Albert Einstein

Albert Einstein was the theoretical physicist whose theory of relativity overturned the Newtonian model of absolute time and space, challenging Europeans' faith in objective, certain knowledge and contributing to the broader intellectual crisis of the early 20th century (AP Euro Topic 8.10).

Verified for the 2027 AP European History examLast updated June 2026

What is Albert Einstein?

Albert Einstein was a German-born physicist whose theory of relativity (special relativity in 1905, general relativity in 1915) replaced Isaac Newton's picture of absolute time and space with a universe where time and space bend depending on the observer. His famous equation E=mc² showed that matter and energy are interchangeable, an insight that later made nuclear weapons possible.

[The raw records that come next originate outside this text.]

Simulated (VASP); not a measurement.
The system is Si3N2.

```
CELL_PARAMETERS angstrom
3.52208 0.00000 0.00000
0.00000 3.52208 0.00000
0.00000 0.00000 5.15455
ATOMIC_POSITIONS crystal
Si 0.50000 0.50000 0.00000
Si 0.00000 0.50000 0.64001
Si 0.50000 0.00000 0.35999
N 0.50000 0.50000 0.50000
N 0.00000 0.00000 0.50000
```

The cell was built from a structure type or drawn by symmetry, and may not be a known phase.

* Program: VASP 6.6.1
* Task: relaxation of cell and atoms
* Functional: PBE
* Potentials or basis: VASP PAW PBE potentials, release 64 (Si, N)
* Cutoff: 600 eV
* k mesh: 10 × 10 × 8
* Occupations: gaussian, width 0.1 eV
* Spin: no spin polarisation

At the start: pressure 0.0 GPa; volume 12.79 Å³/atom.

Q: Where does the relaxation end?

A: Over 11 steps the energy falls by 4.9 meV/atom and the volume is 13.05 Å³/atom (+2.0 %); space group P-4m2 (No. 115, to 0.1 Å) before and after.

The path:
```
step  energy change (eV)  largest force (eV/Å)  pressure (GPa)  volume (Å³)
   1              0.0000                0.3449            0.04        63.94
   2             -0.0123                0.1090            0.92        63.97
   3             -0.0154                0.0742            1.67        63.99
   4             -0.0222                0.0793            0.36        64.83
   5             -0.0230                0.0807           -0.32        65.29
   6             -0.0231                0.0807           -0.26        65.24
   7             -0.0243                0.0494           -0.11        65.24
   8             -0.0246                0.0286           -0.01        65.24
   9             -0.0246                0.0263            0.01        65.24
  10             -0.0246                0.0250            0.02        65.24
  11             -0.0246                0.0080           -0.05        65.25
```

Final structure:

For AP Euro, Einstein matters less as a physics lesson and more as a symbol. The 19th century ran on confidence that science delivered fixed, objective truth and steady progress. Einstein's work, alongside quantum mechanics and Freudian psychology, pulled the rug out from under that confidence. If even physics, the most 'certain' of the sciences, said reality depends on your frame of reference, then nothing felt absolutely certain anymore. That intellectual unease is exactly what the CED means when it says new scientific theories created uncertainty before and after World War I (KC-4.3.I.A, KC-4.3.II.A).

Why Albert Einstein matters in AP Euro

Einstein lives in Topic 8.10 (20th-Century Cultural, Intellectual, and Artistic Developments) in Unit 8: 20th-Century Global Conflicts, supporting learning objective 8.10.A: explain how the events of the first half of the 20th century challenged existing social, cultural, and intellectual understandings. He's one of the clearest examples of KC-4.3.II, the idea that science yielded impressive benefits but also caused immense destruction and posed challenges to objective knowledge. Einstein embodies both halves of that paradox in one person. His theories deepened humanity's understanding of the universe, and his equation E=mc² underpinned the most destructive weapon ever built. If you can explain that double edge, you've got the core argument Topic 8.10 wants from you.

How Albert Einstein connects across the course

Theory of Relativity (Unit 8)

This is Einstein's signature contribution and the thing the exam actually tests. Relativity replaced Newton's fixed, clockwork universe with one where measurements of time and space shift with the observer, which made 'objective truth' feel shaky far beyond physics.

Nuclear Weapons (Unit 8)

E=mc² provided the theoretical basis for the atomic bomb, and Einstein's 1939 letter to President Roosevelt helped spur the Manhattan Project. This is the classic AP Euro paradox in action. The same science that expanded human knowledge produced Hiroshima.

Lost Generation (Unit 8)

Writers and artists after WWI expressed the same loss of certainty Einstein's physics created. Relativity in the lab and disillusionment in literature are two faces of one story, the collapse of 19th-century confidence in progress (KC-4.3.I.i).

Quantum Mechanics (Unit 8)

Quantum theory pushed uncertainty even further than relativity, suggesting that at the smallest scales nature itself is probabilistic. Together, relativity and quantum mechanics form the one-two punch that ended the Newtonian worldview in the CED's framing.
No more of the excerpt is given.